In fact, Roberts showed just how far that perspective influences his thinking about cable, even though, as he put it, cable will represent 80 percent of the new company’s business. “Video wants to be on any device at any time, but there are different business models as to what that shows and how it wants to monetize,” he said. “So we’re in the business of building the technology to let the content providers figure out what that business model wants to be for any particular point in time.”
This perspective assumes the grounds for cooperation trump the traditional tensions that are intrinsic to dealings between content providers and distributors. “People are going to have their issues, but we all need each other,” Roberts said. Assuming cable operators and content providers can work together to build responsive business models, over-the-top “net net is going to be an opportunity,” he said.
Roberts got some encouragement along these lines in a discussion with top executives from Time Warner, CBS and Fox about cable’s need for shorter windows in the release of movies and other content into VOD distribution. “We all agree we have to shorten windows and make devices work in a way that works for the consumer,” said Time Warner CEO Jeffrey Bewkes.
Bewkes, describing VOD as “the most powerful thing we’re talking about here,” called on the cable industry to transform its approach to offering programming on demand. “Get your VOD robust…Get your interfaces to be stronger and better,” he said. “Use interfaces that are on the Internet and bring them to TV systems, and put the whole thing on broadband.”
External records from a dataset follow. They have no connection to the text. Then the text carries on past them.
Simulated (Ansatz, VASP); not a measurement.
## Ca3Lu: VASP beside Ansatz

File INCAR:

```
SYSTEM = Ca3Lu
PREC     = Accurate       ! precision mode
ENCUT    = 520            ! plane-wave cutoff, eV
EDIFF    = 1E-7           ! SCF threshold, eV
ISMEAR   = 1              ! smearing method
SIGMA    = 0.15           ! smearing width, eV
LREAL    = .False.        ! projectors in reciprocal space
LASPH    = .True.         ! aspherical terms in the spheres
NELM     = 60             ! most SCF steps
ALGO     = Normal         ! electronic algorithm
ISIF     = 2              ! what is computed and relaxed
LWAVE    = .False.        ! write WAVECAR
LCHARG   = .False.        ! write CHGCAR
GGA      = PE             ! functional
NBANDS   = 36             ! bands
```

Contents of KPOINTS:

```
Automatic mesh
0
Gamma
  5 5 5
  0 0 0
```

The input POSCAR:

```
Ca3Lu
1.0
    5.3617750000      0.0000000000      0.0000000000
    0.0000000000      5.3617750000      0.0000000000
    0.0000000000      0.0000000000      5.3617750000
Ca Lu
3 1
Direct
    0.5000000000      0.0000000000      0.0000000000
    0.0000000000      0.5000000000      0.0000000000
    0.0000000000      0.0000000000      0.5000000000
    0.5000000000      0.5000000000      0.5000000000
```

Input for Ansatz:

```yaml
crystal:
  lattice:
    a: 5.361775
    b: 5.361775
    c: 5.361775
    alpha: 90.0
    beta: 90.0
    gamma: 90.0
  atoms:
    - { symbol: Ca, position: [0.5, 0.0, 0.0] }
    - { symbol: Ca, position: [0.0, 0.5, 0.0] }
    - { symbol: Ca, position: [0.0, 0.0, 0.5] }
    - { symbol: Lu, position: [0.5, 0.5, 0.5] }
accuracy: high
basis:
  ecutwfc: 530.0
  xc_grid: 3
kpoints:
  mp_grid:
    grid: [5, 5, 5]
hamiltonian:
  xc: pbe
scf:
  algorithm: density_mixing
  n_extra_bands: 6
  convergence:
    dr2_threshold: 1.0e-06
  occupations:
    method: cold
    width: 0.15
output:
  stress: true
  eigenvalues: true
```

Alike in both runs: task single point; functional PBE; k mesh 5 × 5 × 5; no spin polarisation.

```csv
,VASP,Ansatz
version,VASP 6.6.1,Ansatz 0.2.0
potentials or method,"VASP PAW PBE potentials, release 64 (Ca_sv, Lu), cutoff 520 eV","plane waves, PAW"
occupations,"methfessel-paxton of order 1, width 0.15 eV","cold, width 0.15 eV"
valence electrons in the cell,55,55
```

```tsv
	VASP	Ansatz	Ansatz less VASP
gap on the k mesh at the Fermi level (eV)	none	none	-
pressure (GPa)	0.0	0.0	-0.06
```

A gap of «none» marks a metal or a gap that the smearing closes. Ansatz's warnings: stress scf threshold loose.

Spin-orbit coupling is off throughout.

Fox Filmed Entertainment chairman Tom Rothman, while expressing concern over too freely exposing TV programming outside of traditional windowed syndication, agreed that VOD movie revenues are a key to future prosperity. “Since its peak, the DVD business has lost $6-$7 billion,” Rothman said. “Our model shows an increasing number of transactions with VOD to where, within two years, digital will make up and exceed what was lost.”
“We appreciate what’s being said here about day and date,” said Roberts. “It’s been a long time coming.”
But even as he noted that Comcast under its new Xfinity brand is expanding its VOD portfolio to 80,000 hours of content, including 11,000 movie titles, Roberts made clear the Xfinity vision goes well beyond simply adding programming to VOD. When people turn to other sources of programming “it’s probably not because we don’t have a lot of the content they want,” he said. “One of our problems has been it can be more fun and cooler on some of these other platforms. The technology is moving faster, so we’ve got to get on that bus. We can’t stay on our bus.”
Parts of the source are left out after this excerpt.